Tonya Powley & Chris Bryant:

The bodyshop and paintshop in BMW’s plant in Spartanburg, US, have long been dominated by cage-bound industrial robots that take on monotonous, dangerous or high-precision tasks such as welding and heavy lifting.
 But robots were more scarce on the final assembly line, as workers need to perform intricate tasks in the vehicle interior without the risk of being clobbered by a heavy robot arm.
 Now BMW is bringing robots out from behind their cages to work side-by-side with workers on the assembly line. Lightweight “collaborative” robots manufactured by Denmark’s Universal Robots help to fit doors with sound and moisture insulation, a task that previously required workers to use a manual roller that risked straining older workers’ wrists.
 “Being able to reliably put a robot outside the “safety cage” and have it work with a human is a massive change for industry, and means you can have a strong precise robot help a weak dexterous human,” says Rich Walker of Shadow Robots, a UK robotics research company.

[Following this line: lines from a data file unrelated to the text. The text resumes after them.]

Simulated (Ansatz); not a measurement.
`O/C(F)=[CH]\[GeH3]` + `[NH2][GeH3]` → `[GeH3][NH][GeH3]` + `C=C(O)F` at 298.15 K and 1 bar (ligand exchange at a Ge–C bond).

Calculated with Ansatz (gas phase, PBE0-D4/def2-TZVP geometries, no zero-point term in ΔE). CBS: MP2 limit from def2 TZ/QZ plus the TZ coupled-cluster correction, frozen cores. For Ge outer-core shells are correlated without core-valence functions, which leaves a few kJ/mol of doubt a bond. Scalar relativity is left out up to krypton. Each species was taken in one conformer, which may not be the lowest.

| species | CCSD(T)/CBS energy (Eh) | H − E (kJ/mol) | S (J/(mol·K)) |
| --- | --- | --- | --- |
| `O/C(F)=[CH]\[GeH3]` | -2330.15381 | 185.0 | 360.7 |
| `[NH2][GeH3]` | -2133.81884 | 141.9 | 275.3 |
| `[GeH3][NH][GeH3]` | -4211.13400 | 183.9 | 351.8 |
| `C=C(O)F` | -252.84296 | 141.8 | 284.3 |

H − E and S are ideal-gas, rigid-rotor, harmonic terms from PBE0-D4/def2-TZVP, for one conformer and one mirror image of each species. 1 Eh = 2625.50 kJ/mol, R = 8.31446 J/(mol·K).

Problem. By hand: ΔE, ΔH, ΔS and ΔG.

 Human-machine collaboration is just one of several big trends in robotics that are opening up new markets and applications beyond automotive and semiconductor manufacturing, where robots have been a mainstay for decades.
 Advances in sensors, hydraulics, mobility, artificial intelligence, machine vision and big data are making robots more sensitive, flexible, precise and autonomous.
 This means robots can be employed beyond manufacturing to healthcare, the laboratory, logistics, agriculture and even the film industry.